Ex-slave Bob Lemmons, Carrizo Springs, Texas, c. 1936. Photographed by Dorothea Lange. Source: http://www.loc.gov/pictures/item/fsa1998021797/PP/
Probably the most famous source on slavery from the slaves’ viewpoint is the WPA Slave Narratives, compiled by the Federal Writers’ Project of the Works Progress Administration from 1936 to 1938 as part of Franklin Roosevelt’s New Deal programs to provide relief during the Great Depression. Folklorists working for the WPA interviewed surviving ex-slaves across the southern United States, assembling a collection of over 2,000 narratives (now available online). Although the narratives are problematic because they occurred in Jim Crow South, which made some former slaves less than candid with their often white interviewers, and the advanced old age of the persons’ interviewed (most were in their 80s or 90s), which left their memories sometimes hazy, and the fact the narratives were rarely a verbatim account of ex-slaves’ comments (but usually instead a filtered summary produced by the folklorist), the WPA Slave Narratives still are a powerful window into slaves’ experiences with and their perception of the peculiar institution.

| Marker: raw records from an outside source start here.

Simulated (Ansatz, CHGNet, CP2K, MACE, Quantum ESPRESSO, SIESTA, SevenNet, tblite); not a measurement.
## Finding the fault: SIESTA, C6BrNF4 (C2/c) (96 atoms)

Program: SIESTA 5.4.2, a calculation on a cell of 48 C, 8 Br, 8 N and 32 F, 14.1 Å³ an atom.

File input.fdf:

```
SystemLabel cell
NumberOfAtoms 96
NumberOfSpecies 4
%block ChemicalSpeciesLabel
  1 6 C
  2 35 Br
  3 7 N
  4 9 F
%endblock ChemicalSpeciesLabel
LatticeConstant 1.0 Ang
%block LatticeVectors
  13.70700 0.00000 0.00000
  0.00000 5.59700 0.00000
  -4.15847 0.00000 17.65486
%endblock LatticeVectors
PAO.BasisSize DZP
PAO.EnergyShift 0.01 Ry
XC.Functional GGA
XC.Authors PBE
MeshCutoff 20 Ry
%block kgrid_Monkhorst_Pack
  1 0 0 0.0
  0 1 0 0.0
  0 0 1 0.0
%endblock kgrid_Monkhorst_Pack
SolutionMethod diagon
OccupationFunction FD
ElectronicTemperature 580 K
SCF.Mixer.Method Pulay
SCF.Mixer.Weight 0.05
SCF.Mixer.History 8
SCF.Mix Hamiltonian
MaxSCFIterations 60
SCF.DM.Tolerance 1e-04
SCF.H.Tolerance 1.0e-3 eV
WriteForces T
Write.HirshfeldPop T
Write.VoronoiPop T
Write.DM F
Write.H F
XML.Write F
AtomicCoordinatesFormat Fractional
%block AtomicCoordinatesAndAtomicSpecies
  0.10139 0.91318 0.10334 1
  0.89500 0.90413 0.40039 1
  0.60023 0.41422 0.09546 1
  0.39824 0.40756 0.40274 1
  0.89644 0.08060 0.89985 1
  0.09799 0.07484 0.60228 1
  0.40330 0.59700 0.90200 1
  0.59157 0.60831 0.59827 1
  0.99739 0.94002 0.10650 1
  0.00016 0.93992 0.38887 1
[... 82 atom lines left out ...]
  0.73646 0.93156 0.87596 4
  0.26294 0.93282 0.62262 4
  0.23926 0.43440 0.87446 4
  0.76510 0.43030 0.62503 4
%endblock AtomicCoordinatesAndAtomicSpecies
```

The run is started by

This past Thursday, the Washington Post published a photo essay of portraits of ex-slaves interviewed by the Federal Writers’ Project in the 1930s. It is a moving collection of images of former bonds people in the twilight of their lives. Some of the government photographers that took these images became famous for their work. For example, the portrait above of Bob Lemmons was shot by Dorothea Lange, best known for another picture entitled “Migrant Mother.” This image and those featured in the Post article are now in the collections of the Library of Congress, and many of them can be viewed via their website.